Employers often spend time and resources on well-crafted policies, but then do not communicate and train to the policies. Time and again, employers are reminded to review and update their HR policies. Of course, it is important for employers to update policies because statutes change; regulations are revised; and case law is reinterpreted. A new and/or revised employee handbook may need to be rolled out. However, issuance of a handbook – no matter how current – may not sufficiently inform employees of the policies.

Often overlooked is the need to train and re-train employees, supervisors and managers, about the policies, and how they are to be implemented. Human resource policies without training can, and often do, create problems for employers almost as significant as having no policies at all.

For example, employer drug and alcohol policies often state that employees will be tested if there is “reasonable suspicion” of drug or alcohol abuse or that the employer will conduct random testing. Yet, how many employers provide instruction to their supervisors about what to look for to establish “reasonable suspicion”? How is the random testing conducted?
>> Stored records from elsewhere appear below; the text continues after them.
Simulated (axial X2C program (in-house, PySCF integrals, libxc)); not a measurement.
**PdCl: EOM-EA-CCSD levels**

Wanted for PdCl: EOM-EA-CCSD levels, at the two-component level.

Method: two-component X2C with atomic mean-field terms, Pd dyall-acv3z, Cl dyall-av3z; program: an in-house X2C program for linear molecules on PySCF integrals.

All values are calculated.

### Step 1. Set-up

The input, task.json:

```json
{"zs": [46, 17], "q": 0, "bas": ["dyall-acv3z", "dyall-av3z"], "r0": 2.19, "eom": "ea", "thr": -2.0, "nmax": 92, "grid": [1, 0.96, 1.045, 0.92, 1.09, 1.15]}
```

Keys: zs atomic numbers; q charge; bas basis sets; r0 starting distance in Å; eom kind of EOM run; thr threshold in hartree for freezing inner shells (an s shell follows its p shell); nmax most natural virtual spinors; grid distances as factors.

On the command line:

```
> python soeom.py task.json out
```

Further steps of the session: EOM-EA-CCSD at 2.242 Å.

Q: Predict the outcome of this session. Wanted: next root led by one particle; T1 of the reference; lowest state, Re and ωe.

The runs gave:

Policies without regular, on-going training by qualified instructors set traps for employers. If employment litigation occurs, the employee’s counsel will likely inquire about implementation of the employer’s polices and instruction around important questions that arise in the workplace. Lackluster training (or no training at all) permits counsel to argue that the employer may not seriously enforce the policies, and as a result the employer is indifferent to the very policies it claims to promote.

Employers should not only review and regularly revise human resources policies, but also conduct recurrent training by qualified experts on these policies.